The History of the Bone… Forty Years and Still Wandering

Bone has travelled twice to the base of Mt. Everest.

Since Bone played a prominent role in our raft trip down the Colorado River through the Grand Canyon, I decided to republish his history and an interview he did. This is mainly for the folks who follow my blog and aren’t familiar with his exploits. Many of you will have read today and tomorrow’s posts.

Sometime in the 1900s Bone started his life as part of a horse wandering through the Sierra Nevada Mountains. The horse was allegedly eaten by a bear. Bone ended up in a high mountain meadow practicing Zen and being nibbled on by a miscreant rodent.

1977: He was ‘discovered’ by two lost backpackers (Curt Mekemson and Tom Lovering) on the Tahoe Yosemite Trail above Lake Tahoe and launched his career of wandering the world.

Normally, Bone likes to hang out in our library at home. His favorite section is travel.

He also has a fondness for George, the Bush Devil who is on the cover of my book, “The Bush Devil Ate Sam.” Here, the two of them share a laugh.

1980-81: Bone commenced his first World Tour with Tom.  He visited Asia including Japan, Hong Kong, Bombay, Delhi and Katmandu where he trekked to the base of Mt. Everest. He then wandered on to spend spring and summer in Europe stopping off in Greece, Spain, Portugal, France, Italy, Austria, Liechtenstein, Luxembourg, Germany, Belgium, England and Ireland. Getting cold, Bone headed south and hitched a ride in back of a truck through Algeria, Niger, Chad, Nigeria, Cameroon, Central African Republic, Zaire, Sudan, Kenya (where he crossed the Equator), Tanzania, Zambia, Zimbabwe, Botswana and South Africa. He signed on with Tom as crew of a sailboat in Cape Town and headed north to Mallorca, stopping off on the islands of St. Helena, Ascension, Cape Verde and Madeira. Back in Europe he explored his possible Viking roots in Sweden, Norway and Finland.
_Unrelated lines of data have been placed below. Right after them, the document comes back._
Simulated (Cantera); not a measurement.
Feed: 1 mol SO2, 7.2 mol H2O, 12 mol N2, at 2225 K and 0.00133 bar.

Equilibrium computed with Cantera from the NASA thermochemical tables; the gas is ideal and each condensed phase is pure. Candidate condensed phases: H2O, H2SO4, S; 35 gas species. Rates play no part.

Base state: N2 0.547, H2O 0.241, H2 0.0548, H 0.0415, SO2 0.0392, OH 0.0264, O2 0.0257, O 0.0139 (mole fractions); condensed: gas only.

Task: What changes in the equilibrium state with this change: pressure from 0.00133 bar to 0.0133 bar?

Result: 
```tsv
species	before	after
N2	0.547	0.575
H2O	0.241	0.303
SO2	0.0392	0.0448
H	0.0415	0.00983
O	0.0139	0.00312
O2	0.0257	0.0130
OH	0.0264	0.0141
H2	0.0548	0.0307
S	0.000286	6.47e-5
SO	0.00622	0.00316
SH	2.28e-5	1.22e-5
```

1983-86: Bone assumed Cheechako status and moved to Alaska with Curt where he was stalked by a grizzly bear on the Kenai Peninsula, explored Prince William Sound by kayak, learned to winter camp in 30 degree below zero weather while listening to wolves howl, backpacked in the Brooks Range north of the Arctic Circle, and discussed the finer points of eating salmon with Great Brown Bears in Katmai National Park. He escaped briefly to the warmer climate of Hawaii and participated in New Orleans Mardi Gras.

One look at this fellow and Bone decided that he wanted to be elsewhere.

Alaska Brown Bear playing with moose bone.

The big guy was playing with a distant cousin of his.

1986: He backpacked the Western US for five months with Curt exploring the Grand Canyon, the Gila Wilderness of New Mexico, the Rockies, and the Wind River Mountains of Wyoming before returning to his beloved Sierras.

1989: Bone went on a six month 10,000-mile solo bike tour with Curt around North America visiting 18 states and 4 Canadian provinces. He ended his journey by meeting Peggy.

In the spring of 1989 I left Sacramento on my bike for a 10,000 mile solo trip around North America. Everything I would need to survive for six months on the road was packed on my bike, some 60 pounds of gear. It wasn’t totally solo. Bone was riding in my handle bar bag.

1990: The International Society of the BONE was formed at Senior Frogs in Mazatlan, Mexico, where Bone spent the afternoon being pickled in a pitcher of margaritas and being kissed by lovely senoritas.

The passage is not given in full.